DisklessArchives

Not logged in - Log In / Register

We want to serve PPAs via a virtual file system rather than materialising them into a persistent cache on germanium.

See The LEP for the project constraints. The implementation approach presented here is (as usual) subject to evolution if surprises are encountered. A prototype of the highest risk components has been done (and thrown away for good measure).

Diskless Archives design and implementation

ppa.launchpad.net will become a horizontally scaling collection of HTTP/HTTPS/SFTP/FTP nodes. Each node will have a txpkgupload instance, a squid instance with Launchpad specific helpers that can serve both launchpadlibrarian.net and ppa/private-ppa.launchpad.net, cron tasks for PPA log file analysis. The Launchpad script servers will take care of PPA archive publishing, publishing all the data into the librarian. Upload processing may be centralised, or execute on each machine.

A new API daemon may be introduced, depending on the cheapest way to deliver two small internal API's the project will need. If introduced, it will run on the existing Launchpad appserver nodes, with haproxy frontending it.

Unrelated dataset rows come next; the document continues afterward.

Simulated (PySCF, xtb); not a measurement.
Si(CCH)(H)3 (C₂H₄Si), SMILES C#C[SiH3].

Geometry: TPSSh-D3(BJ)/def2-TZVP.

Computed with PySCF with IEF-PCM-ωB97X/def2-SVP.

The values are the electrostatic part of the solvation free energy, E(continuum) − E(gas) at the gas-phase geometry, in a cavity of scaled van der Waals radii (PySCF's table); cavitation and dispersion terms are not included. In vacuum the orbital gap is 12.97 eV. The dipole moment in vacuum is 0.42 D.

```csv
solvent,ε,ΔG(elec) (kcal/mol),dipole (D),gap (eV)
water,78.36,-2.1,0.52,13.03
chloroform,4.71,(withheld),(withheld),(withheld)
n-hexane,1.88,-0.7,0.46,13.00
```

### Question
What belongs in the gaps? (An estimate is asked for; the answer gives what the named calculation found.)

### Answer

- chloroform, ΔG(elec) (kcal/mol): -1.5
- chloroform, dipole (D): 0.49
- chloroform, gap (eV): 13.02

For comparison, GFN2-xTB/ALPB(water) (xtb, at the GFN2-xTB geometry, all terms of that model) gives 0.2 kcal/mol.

this (blue/white boxes are new components).

Frontends

Squid will receive requests on HTTP or HTTPS and process them.

Squid will:

We will either need squid 3.1 with the EXT_TAG patch backported. This is available: lp:~lifeless/squid/3.1-ext-tag http://bazaar.launchpad.net/~lifeless/squid/3.1-ext-tag/revision/10456

Implementation

We need custom Squid addon helpers, and a small set of webservice API calls to Launchpad.

Squid will operate in reverse proxy ("accelerator") mode, using external_acl_type and url_rewrite_program helpers to provide decoupled authentication/authorization and path resolution.

Initially, squid will run with no synchronisation between the instances: things will be cached on multiple nodes. If load testing or scaling gives reason to be concerned, we'll introduce some form of consistent hashing: either a non-caching squid, or haproxy as a front tier (on the same hardware) that routes to a single node (while its up) for a given URL, removing all duplication from the cache farm and providing more effective horizontal scaling, at the cost of routing requests within the cluster.

PPA requests

For private-ppa and ppa requests: all requests will go through a mapper to determine the PPA from the URL. This will be purely local, no DB access, and its results are cached on the URL of the request by squid.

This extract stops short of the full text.